Anchorage follows two brothers, Jacob (Scott Monahan, director) and John (Dakota Loesch, screenwriter), as they travel from Florida to Anchorage, Alaska to sell the hundreds of thousands of dollars’ worth of pills in their trunk. Along the road, with nobody around but themselves, old pain runs close to the surface and threatens their journey in ways they did not plan for.

★★★★✰

The movie montage has long been an unwelcome crutch, used to pad a run time and show something with speed rather than nuance. They can sometimes work to show a plan coming together that would take too long to spell out, but most of the time they are annoying and contribute very little. Anchorage’s montage, which takes place early on in the film, risks sacrificing the intriguing characters that have been set up in Jacob and John; but Anchorage is smart enough to avoid falling into that trap. Anchorage’s early montage captures the singular brilliance of its two leads, and crackles with the youthful, anarchic energy that elevates this beyond a simple two-hander. The men behave like teenagers: doing bumps, smoking, and rolling around in the dirt. But, between these moments of adolescent bliss, director Monahan keeps his camera close to the two, turning moments of fun into unresolved volatility that, set against the vacant desert, traps the two men in their implicit battle for authority. Anchorage’s early moments signal the dissection of brotherhood and grief that is to come, with a frightful proximity that unsettles in the same breath as it captivates.

Their deftly realised dynamic sprawls into the great American nothingness, painted only by the beat-up car Jacob and John ride in. As they drive, their similarities and differences bubble to the surface. The more intense their relationship grows, and the more their personalities clash, the more dangerous their trip to freedom and riches becomes.

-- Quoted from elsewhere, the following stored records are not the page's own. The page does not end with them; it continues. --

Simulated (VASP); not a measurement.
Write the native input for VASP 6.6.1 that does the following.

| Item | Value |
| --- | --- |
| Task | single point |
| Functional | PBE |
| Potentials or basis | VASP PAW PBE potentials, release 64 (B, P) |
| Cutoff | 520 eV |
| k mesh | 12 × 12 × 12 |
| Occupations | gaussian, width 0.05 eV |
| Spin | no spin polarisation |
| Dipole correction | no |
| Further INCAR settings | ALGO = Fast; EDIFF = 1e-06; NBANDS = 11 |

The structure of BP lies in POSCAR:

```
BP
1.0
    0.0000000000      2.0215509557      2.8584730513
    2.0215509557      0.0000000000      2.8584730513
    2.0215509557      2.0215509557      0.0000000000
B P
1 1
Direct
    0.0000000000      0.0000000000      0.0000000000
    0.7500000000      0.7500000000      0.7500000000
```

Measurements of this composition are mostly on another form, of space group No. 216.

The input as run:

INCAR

In no uncertain terms, Anchorage is a gem. It buries its pathos under layers of brotherly fronting, disputes and anger. Its success is mainly down to the two leads, whose chemistry provides the beating heart of the film. Monaham and Loesch bounce off each other with ease and portray their connection as an equal balance of understanding and misunderstanding. They banter, bicker and occasionally grow violent. Their dynamic is lived in and raw, understood primarily through their interactions rather than words. The two are childish but not dumb, a hard balance to strike that these two find perfectly. They give attitude, whilst also keeping their shared grief close enough to the surface that it cannot be ignored. Monahan imbues mournfulness and indecision, whilst Loesch maintains an older-brother distance that allows him to lecture his brother. Both performances ebb and flow along with their bond and, whilst not perfect, easily deliver a relationship that feels all too real.

As a director, Monahan keeps his camera tactile and remote, following over the characters’ shoulders and providing a backseat view of events. A sense of claustrophobia is consistent, with both the enclosed space and the intrusive camera never giving the two brothers a break from each other. The camera direction isolates both men within the sprawling desert, remembering to look up once in a while to remind you that not only are they trapped with each other, they are alone. They move awkwardly around the frame, and Anchorage keeps them from escaping the rising tension. Long takes show moments of banal humanness, allowing both men’s facades to break and expose their flaws. The direction shows them as people, not the cliché drug addicts that other movies would.

This tension comes through further via Loesch’s screenplay, which similarly finds both Jacob and John’s pressure points whilst also allowing them to say nothing particularly interesting. Jacob’s anger sometimes clouds his judgement, and John never misses an opportunity to remind him that he actually enjoys the violence. They waste time in the car, they make unnecessary stops that add nothing to their end goal. Most screenplays would worry about these scenes slowing down the pace, but Loesch knows that Anchorage’s strength lies in its rejection of a road movie’s expected beats; the men do not stop in a diner for coffee, they do not take hitchhikers along the way. The dialogue is sharp, characters cut across one another and squabble because of it. Anchorage does not care about setting a steady pace with its plot; it knows that its characters are strong enough to do the driving.

Anchorage (2023) © Bulldog Film Distribution

In the few moments Anchorage allows other characters to pierce the bubble of Jacob and John, it loses sight of the two men and distances them. A large part of Anchorage works because nothing interferes with its ecosystem. When things do it disrupts the tension and feels manufactured for the sake of having another face on screen to create conflict. If Anchorage had had the confidence to just show Jacob and John, it would have maintained its pressure cooker tone. The occasional interludes of supporting characters are not a huge issue, but they do force a division between Jacob and John when overlapping them always provides intrigue.

Anchorage keeps its ending between the two, refusing to go big or dramatic. A notable one-take shot out of a car door blocks off a violent moment, the absence of a visual making it feel all the more visceral. The ending balances violence and regret, remembering to show the aftermath of the event as just as important as the act itself. Anchorage exists in the aftermath of grief, and its ending delivers a sense of inevitability that still manages to shatter the heart of its viewer in spite of Jacob and John’s often annoying natures.

The Verdict

Anchorage is a road movie that knows why road movies work, keeping both the drama and mundanity contained in the car. Whilst there are moments of forced stakes when other characters enter, the bond between Jacob and John feels incredibly well realised for a ninety minute run. Towards the end, Jacob changes shirts, but struggles to put it on and sees it is inside out. No other film would write this small detail in, but it enriches Jacob as a character and cements Anchorage as a painfully human film.